Improving SIG_OVERFLOW (timer0, millis, etc)

Latest version. More comments; matched style. cycles/milli, sort of.

/*
  Count milliseconds since initialization.  Use the timer0 overflow.
  Timer0 prescaler is set to 64, and overflows every 256 counts.

  There are two strategies implemented:
  1) In the first strategy, we keep track up the number of milliseconds
     and microseconds for each timer tick, and use those to update the
     millisecond count (carrying from microsecs to milliseconds whenever
      microsecs reaches 1000.)  For several popular clock frequencies,
     the number of "remainder" microseconds in each tick can be scaled
     to fit the max of about 1000 in a single byte, saving substantially
     on code space and time.  Obviously, the number of microseconds in
     each tick has to be an integer.  Works for 1, 2, 4, 8, 16MHz.
         millis += millis per tick. (with scale microsecond fractional part.)
  2) The other strategy works for more general clock frequencies.  For
     each clock tick, accumulated the total number of cycles and divide
     out each millisecond worth of cycles.  This works whenever the number
     of clock cycles in a millisecond is an integer (almost always!)
     Since the number of milliseconds per tick is small (1.024 for 16MHz),
     the division can be done moderately efficiently by repeated subtraction.
         millis += cycles/(cyclesPerMilli)
   The source code to implment the ISR in these two cases can be essentially
   identical, although the type of the fractional part varies, and the
   constants change.
*/

/*
  Calculate constants to see if we can make the "microsecPerTick"
  algorithm work.   We'll have:
     ((1/F_CPU) * 256 * 64)  =  seconds per tick.
     ((1/F_CPU) * 256 * 64) * 1e6 =  microseconds per tick.
  But we only have integers, so rearrange this to:
      (64e6/F_CPU) * 256 = us/tick
  or  (1024e6/F_CPU) * 16
*/
#define US_PER_T0TICK ((1024000000L/F_CPU)*16)
#define MS_PER_T0TICK (US_PER_T0TICK/1000)
/*
  Now, to fit at least one millisecond worth of microseconds in a single
  byte, we need to scale by  factor of at least 8 (1 count = 8 uS)
  (4 almost works, excepts that (1000/4) (250) is too close to wraparound)
 */
#define S_US_PER_MS (1000>>3)      /* scaled microsecs per millisec */
#define S_US_PER_T0TICK ((US_PER_T0TICK % 1000)>>3)

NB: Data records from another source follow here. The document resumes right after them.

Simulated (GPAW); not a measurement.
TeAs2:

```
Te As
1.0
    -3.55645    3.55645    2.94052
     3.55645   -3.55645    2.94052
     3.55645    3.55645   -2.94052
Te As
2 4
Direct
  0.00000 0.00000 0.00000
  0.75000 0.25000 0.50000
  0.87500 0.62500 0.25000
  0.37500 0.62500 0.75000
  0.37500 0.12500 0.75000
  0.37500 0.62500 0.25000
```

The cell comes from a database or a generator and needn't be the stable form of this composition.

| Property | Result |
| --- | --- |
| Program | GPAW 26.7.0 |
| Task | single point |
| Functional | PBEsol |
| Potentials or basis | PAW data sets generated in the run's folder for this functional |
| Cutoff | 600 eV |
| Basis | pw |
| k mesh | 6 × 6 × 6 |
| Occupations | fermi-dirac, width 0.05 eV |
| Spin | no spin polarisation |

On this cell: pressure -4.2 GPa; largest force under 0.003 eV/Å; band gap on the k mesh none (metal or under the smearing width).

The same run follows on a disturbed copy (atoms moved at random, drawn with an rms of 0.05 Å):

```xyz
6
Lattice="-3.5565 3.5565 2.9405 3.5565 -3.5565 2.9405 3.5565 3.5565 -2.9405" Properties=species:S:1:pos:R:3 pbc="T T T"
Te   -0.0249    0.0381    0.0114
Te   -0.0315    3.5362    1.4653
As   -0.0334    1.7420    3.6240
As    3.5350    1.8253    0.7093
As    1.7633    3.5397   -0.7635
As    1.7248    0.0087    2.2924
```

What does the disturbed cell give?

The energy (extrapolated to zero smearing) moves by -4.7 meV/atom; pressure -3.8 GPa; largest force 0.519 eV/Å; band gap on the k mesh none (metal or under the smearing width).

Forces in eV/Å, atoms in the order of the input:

#ifdef TEST_NEW_TIMER  // Assign some values to variables so they can be seen.
#warning TEST_NEW_TIMER variables
unsigned long test_total_t0ticks = 0;
unsigned long test_us_per_t0tick = US_PER_T0TICK;
unsigned char test_ms_per_t0tick = MS_PER_T0TICK;
unsigned char test_s_us_per_t0tick = S_US_PER_T0TICK;
#endif

#if ((((MS_PER_T0TICK*1000)+(S_US_PER_T0TICK<<3)) /16) * F_CPU) == 1024000000
/*
  If the fast algorithm will work, the math will go backwards
  Overall, we have s_us = ((16384e6/f_cpu)%1000) / 8,
     and it must be an integer.
 */
typedef unsigned char timer0_fract_t;      /* counts microseconds */
#define FRACT_INC (S_US_PER_T0TICK)      /* Fraction increment by microsecs */
#define FRACT_MAX (S_US_PER_MS)            /*   till we reach one millisec */
#define MILLIS_INC (MS_PER_T0TICK)      /* non-fractional millis */
#warning T0OVERFLOW counts microseconds

#else
/*
  if the math doesn't reverse, we need to use the more general
  algorithm.  Redefine types and  constants appropriately.
*/
typedef unsigned long timer0_fract_t;      /* counts cycles */
#define FRACT_INC (64UL*256UL);            /* fraction increments by cycles */
#define FRACT_MAX (F_CPU/1000)            /* cycles per millisecond */
#define MILLIS_INC 0                  /* no non-fractional parts. */
#warning T0OVERFLOW counts cycles

#endif

volatile unsigned long timer0_millis = 0;
static timer0_fract_t timer0_fract = 0;

SIGNAL(SIG_OVERFLOW0)
{
      unsigned long mstmp = timer0_millis;
      timer0_fract_t fractmp = timer0_fract;

#ifdef TEST_NEW_TIMER
#warning TEST_NEW_TIMER increment
      test_total_t0ticks++;
#endif
      mstmp += MILLIS_INC;            /* increment milliseconds */
      fractmp += FRACT_INC;
      while (fractmp >= FRACT_MAX) {
            fractmp -= FRACT_MAX;
            mstmp += 1;
      }
      timer0_fract = fractmp;
      timer0_millis = mstmp;
}

unsigned long millis()
{
      unsigned long m;
      uint8_t oldSREG = SREG;
      
      // disable interrupts while we read timer0_millis or we might get an
      // inconsistent value (e.g. in the middle of the timer0_millis++)
      cli();
      m = timer0_millis;
      SREG = oldSREG;
      
      return m;
}